Not Your Father’s Keeneland Anymore

Need to give props to Keeneland Race Course as their 2007 fall meet winds down until next spring.

Who do you like in the 2008 Blue Grass? Wicked Style, right?

Anyway, the brain trust in Lexington no longer employs their fathers track management philosophies.

It wasnt too long ago when these guys thought a race caller was an extravagance. Then came the simulcast era, and someone was needed to tell the customer who was winning the races. A track announcer no longer was regarded a luxury.

But Keeneland gets kudos for three reasons; four if you believe, as I do, they are more responsive to horseplayer's needs.

First, I dont care for Polytrack racing. But I will say the surface has played more honestly this fall.

Even if front-running winners remain at a premium.

But not only did Keeneland embrace the 10-Cent superfecta rather early in the game, but this week instituted another fractional wager, the 50-Cent trifecta.

(Kudos to Arlington Park for first breaking that ground).

The betting menu for the average player that shows up with $100 and change in his pocket gives him a chance to make a score on the cheap.

It starts with the 10-Cent super, whose low cost provides needed leverage. Its still not easy to cash, mind you, but losses are held well within affordable limits while coverage is optimized.

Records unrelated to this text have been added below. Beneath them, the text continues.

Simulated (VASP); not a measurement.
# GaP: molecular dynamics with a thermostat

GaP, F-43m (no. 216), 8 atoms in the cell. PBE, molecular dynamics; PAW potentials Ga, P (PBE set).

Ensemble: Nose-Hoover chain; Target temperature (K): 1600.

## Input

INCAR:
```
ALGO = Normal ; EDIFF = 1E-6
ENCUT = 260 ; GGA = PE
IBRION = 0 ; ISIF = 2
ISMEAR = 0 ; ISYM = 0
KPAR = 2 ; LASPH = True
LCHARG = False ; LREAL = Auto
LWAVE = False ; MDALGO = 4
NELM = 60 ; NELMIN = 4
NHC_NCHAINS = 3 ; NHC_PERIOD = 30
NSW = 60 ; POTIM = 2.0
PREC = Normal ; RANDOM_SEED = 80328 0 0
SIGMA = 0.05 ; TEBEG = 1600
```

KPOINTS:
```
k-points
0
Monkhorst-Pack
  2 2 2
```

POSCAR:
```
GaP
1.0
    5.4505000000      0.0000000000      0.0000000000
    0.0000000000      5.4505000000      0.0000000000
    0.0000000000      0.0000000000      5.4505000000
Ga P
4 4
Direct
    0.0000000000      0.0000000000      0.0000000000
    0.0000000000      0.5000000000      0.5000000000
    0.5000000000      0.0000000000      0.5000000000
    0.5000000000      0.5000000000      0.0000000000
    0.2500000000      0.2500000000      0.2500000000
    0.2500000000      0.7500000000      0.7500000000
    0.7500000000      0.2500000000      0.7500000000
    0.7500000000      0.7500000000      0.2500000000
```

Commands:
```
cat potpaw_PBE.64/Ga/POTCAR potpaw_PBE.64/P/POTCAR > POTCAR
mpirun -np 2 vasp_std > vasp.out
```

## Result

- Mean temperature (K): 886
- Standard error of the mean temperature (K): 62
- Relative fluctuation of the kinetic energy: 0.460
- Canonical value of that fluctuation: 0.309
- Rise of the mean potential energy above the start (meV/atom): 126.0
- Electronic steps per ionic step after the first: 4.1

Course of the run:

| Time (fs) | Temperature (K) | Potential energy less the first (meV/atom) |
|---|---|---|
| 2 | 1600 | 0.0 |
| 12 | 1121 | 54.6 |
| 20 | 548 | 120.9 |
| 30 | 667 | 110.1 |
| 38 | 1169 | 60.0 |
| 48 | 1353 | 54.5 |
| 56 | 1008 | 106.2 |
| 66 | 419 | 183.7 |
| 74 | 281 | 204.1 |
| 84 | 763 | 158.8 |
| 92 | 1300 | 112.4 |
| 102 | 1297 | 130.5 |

Now, for a half a buck, you can come back and optimize your play using your preferred choices without worrying about that impossible 40-1 shot that finishes fourth and busts you out.

Unless, of course, you used him.

For a dollar, the betting sequence is completed in exactas. A winning exacta, still inexpensive at that price, can yield a profit even if you lose the tri and super.

Weve said it before. But it bears repeating for those venues who remain out of touch with how their customers play the modern game.

Given todays technology, theres no excuse not to make fractional betting available everywhere, at least in intra-race pools.

Once thats done well start working on the 50-Cent Pick Five, to be offered somewhere between the early and late Pick Fours. What do you think?

The Pick Six can remain a $2 wager. Happy, Mr. Whale?